For so long, it should be remembered, what went for Tony and Cherie went for the Hill-Billies. The charming schmoozer of a guy and the gauche, flinty gal fell for each other, married young and embarked on what were, unofficially at least, joint political careers. She was the brighter and much the more driven and ambitious of the two, but he had the gift for synthesising sincerity, so in this wicked, sexist old world they came to the accommodation that he would be the front man.

So Bill took the White House and Tony waltzed into Downing Street, and as the boys joined forces to bomb Belgrade, the girls played Lady Macbeth, the First Lady wretchedly failing to sort out American health care and the self-styled First Lady of Downing Street hosting pointless No 10 summits whenever she could. Every now and then, the four of them would get together for a cosy weekend at Camp David or Chequers, and for five years they bestrode the world like the colossal pals the four of them so ostentatiously were.

And then, as all good things must, it came to an end. Billary's time was limited (or so we presumed) by the constitutional two term limit, the Supreme Court shoehorned his successor into the Oval Office, and now it was George W and Laura for whose benefit Cherie packed those gonad-crushing jeans Tony wore for his first big date with Dubya. Yet the friendship between the Clintons and the Blairs survived this transfer of allegiance, and who can say that on a Clintonian visit to a Labour conference the four of them didn't plan languid holidays together in Tuscany or Dubai, or on Silvio Berlusconi's yacht or at Cliff Richard's Bajan villa, when they could look back on their shared transatlantic adventures and laugh at all the madness, and persuade each other how little they missed it?

If they are laughing today, they are laughing at different things in very different tones. The Clintons are screaming with ecstatic mirth at how the least foreseen election result in modern history has made them favourites to return to the White House a year from now. And the Blairs? They are coyly giggling all the way to the bank.

Or to be precise, the investment bank JP Morgan Chase, which has graciously consented to pay Tony a modest stipend of some £500,000 per annum to... well, to do nothing, we may presume, other than attend the odd board meeting, allow his name to be appended to the letterhead, and above all to open up his dazzling contacts book to a financial institution evidently in need of additional funds to bolster current assets estimated at a measly $1.5 trillion (£750,000bn for the less numerate among us).

What tremendous luck that Mr Blair's other job – bringing eternal peace to the Middle East – is another sinecure that allows him the time to discharge his new duties as link man between a fiscal institution of scarcely credible wealth and those troublesome parts of the world in which it needs help to enrich itself further. When JP Morgan wants to snap up some tasty action in the gas fields of Siberia, but is struggling to persuade the Russians to comply, who they gonna call? A political ghost who can bust his way into Vladimir Putin's office, that's who, to grease the wheels of global commerce.

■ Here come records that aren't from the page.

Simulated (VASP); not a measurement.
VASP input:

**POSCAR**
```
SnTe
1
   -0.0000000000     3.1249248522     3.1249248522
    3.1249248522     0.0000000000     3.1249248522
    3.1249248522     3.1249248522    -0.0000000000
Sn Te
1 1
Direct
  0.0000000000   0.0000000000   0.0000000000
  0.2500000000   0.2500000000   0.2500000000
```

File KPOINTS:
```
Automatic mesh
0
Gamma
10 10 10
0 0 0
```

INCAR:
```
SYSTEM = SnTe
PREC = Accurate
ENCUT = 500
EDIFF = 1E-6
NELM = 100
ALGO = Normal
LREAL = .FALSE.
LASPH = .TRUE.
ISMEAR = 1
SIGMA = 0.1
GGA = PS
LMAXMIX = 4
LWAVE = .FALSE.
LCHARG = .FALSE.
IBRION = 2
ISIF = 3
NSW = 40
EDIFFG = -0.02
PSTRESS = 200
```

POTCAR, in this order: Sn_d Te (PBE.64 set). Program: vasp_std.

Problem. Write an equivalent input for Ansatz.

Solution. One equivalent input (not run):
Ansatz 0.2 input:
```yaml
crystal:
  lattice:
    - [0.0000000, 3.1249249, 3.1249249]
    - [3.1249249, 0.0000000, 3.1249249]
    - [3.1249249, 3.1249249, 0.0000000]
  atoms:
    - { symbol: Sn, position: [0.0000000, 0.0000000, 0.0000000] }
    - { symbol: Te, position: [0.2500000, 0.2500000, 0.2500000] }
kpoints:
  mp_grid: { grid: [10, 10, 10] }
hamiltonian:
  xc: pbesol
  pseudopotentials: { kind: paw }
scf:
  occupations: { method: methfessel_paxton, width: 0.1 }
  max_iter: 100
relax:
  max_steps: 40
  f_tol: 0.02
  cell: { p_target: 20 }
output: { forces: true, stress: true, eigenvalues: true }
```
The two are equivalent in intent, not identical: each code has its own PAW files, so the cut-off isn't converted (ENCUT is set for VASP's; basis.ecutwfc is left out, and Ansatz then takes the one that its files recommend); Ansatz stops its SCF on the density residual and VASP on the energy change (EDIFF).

Far from swooning with shock on reading about the appointment yesterday, most of us will be surprised that it's taken him six months since vacating Downing Street to unveil the first of what will be many juicy consultancies. Even in office, he spent ages on the phone to his chum Silvio Berlusconi trying (in vain) to broker a satellite TV deal in Italy for his guv'nor Rupert Murdoch, so it was inevitable that he would reprise that role as the plutocrats' favourite middle man when free to do so for cash.

For all that, there is still something gruesome about his refusal to make do with the £5m for his memoirs and the millions more he can pick up each year for treating the star-struck of the east and west coasts to droll after-dinner anecdotes about Bill and Hillary and all his other great mates from the geopolitical pantheon.

While we may find even less dignity in this than in Harold Wilson's brief career as a chat show host, unforgettably excruciating though that was, Mr Blair is entitled to make money as he pleases. He won't be the first former PM to make a pile from an investment bank, John Major having done very nicely out of the Carlyle Group – and while it is unimaginable than Gordon Brown would ever travel this same inelegant path, he probably won't be the last.

Even so, the contrast between the careers of recent former prime ministers and presidents couldn't be more humiliating. Mrs Thatcher sat in Chelsea, cocooned by whisky and obsequious loyalists into imagining she still ran the show, Wilson made a fool of himself on telly and Edward Heath boasted to visitors to his charming house in Salisbury Close about all the Ming treasures given to him by his beloved Chairman Mao.

Meanwhile, although Bush the First joined his Gulf War I teammate Major on the Carlyle board, Jimmy Carter deservedly became a Nobel Peace Laureate, Richard Nixon rebuilt his reputation as a statesman as best he could, and even Ronnie Reagan had time before succumbing to Alzheimer's to institute his Freedom Award.

Frankly there are more profound causes for despair this week at the democratic gulf between Britain and the US than this. For one thing, the vibrancy of debate and visceral excitement of the presidential race renders the sclerotic staleness and apathy that suffuses our system more dispiriting than ever. For another, the emergence of a serious and still viable black candidate painingly reminds us that yes, we have no Obamas, we have no Obamas today.

But somehow nothing strikes me as quite so depressing, at the very moment the Clintons pick up that West Wing scent again and dream anew of the Restoration, as the vision of Tony and Cherie once and for all cementing their status as high priest and priestess of Eurotrash greed.